According to runasophy/jaqisophy, Andean ethics does not take the human being as a ‘measure of everything’ or an end in itself. Its exceptional dignity lies in its preferred place (topos) within the totality of cosmic relations. As an important chakana, the human being has a cosmic ‘function’ of conservation and perpetuation through ritual and ceremonial ‘presentation’. Therefore, it is not an end (telos) in itself, but a cosmic co-finality. The human being is an intrinsic ‘part’ of the cosmos (pacha); this is precisely what gives him his dignity and exceptional position.
The main Andean ethical principle could be formulated as follows: “Act in such a way that you contribute to the conservation and perpetuation of the cosmic order of vital relations, avoiding disruptions of it.”

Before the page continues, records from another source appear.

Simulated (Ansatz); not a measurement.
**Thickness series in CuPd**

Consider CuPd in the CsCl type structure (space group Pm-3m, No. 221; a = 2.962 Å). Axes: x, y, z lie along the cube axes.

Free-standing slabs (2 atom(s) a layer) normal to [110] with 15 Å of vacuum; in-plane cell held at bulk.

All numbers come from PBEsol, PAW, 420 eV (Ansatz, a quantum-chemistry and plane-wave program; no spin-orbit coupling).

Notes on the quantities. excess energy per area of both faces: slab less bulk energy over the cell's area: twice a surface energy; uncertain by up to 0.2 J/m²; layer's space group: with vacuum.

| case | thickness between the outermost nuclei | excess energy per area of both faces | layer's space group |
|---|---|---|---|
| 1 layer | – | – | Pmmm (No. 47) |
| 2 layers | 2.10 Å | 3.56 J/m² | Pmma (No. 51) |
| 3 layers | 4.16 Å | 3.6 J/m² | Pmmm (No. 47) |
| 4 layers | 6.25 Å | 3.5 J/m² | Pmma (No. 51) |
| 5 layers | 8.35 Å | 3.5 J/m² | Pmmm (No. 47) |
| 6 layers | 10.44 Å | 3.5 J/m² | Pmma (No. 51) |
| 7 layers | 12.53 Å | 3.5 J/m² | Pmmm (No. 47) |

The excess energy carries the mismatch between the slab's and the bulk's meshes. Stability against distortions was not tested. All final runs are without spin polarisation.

An absolutely transcendent God, that is to say: non-related, is for Andean philosophy a non-existent and incomprehensible philosophema. But neither do ‘relative’ or created absolutes exist; no sphere of the cosmos, no particular ‘entity’ exists in and of itself, autarchically and self-sufficiently. The Cartesian proposition of cogito ergo sum is for Andean philosophy an absurdity; no ‘being’ is arche or principle of its own being. Rather, ‘being’ is ‘related being’; Andean ‘ontology’ is always an ‘inter-ontology’.

Speaking of “ecosophy”, I use a Greek word (oikos) that has its topos in the economic sphere; for Aristotle, ‘economy’ is the ‘law (nomos) of the house (oikos)’. I recover here this etymological meaning (‘house’), without submitting to the ‘eco-nomic’ dictum: the universe presented as ‘house’ (wasi/uta; oikos), as Pachacuti Yamqui did; and the elements in it, ordered according to criteria of a sophia or ‘wisdom’ of relationality. In this sense, the term “ecosophy” means the ‘Andean wisdom of the physical cosmos as an organically ordered house’. I prefer this term to the one that is fashionable in the West: “ecology”, because the latter has the connotation of modern logos (and ‘science’). For runa/jaqi, nature cannot be ‘known’ logically, but only ‘lived’ organically and symbolically.
The pachamama (mother earth) fulfills, in a certain sense, a symbolic function similar to coca: she ‘relates’ the three strata of the universe, through her fecundity. The sun (inti/willka: masculine), through rain (para/jallu: feminine), fertilizes the ‘virgin earth’, and the runa/ jaqi helps in this process by tilling it, that is: opening it to ‘relate’ it to the forces of ukhu/manqha pacha. Synthesizing the forces from above (hanaq/alaxa) and below (uray/manqha), pachamama is the main source of life, and, therefore, of the continuation of the cosmic process of regeneration and transformation of the fundamental relationality and of the cosmic order (pacha). In this sense, we could even translate pachamama not only as ‘mother earth’, but also as ‘mother cosmos’ or ‘feminine cosmic principle’.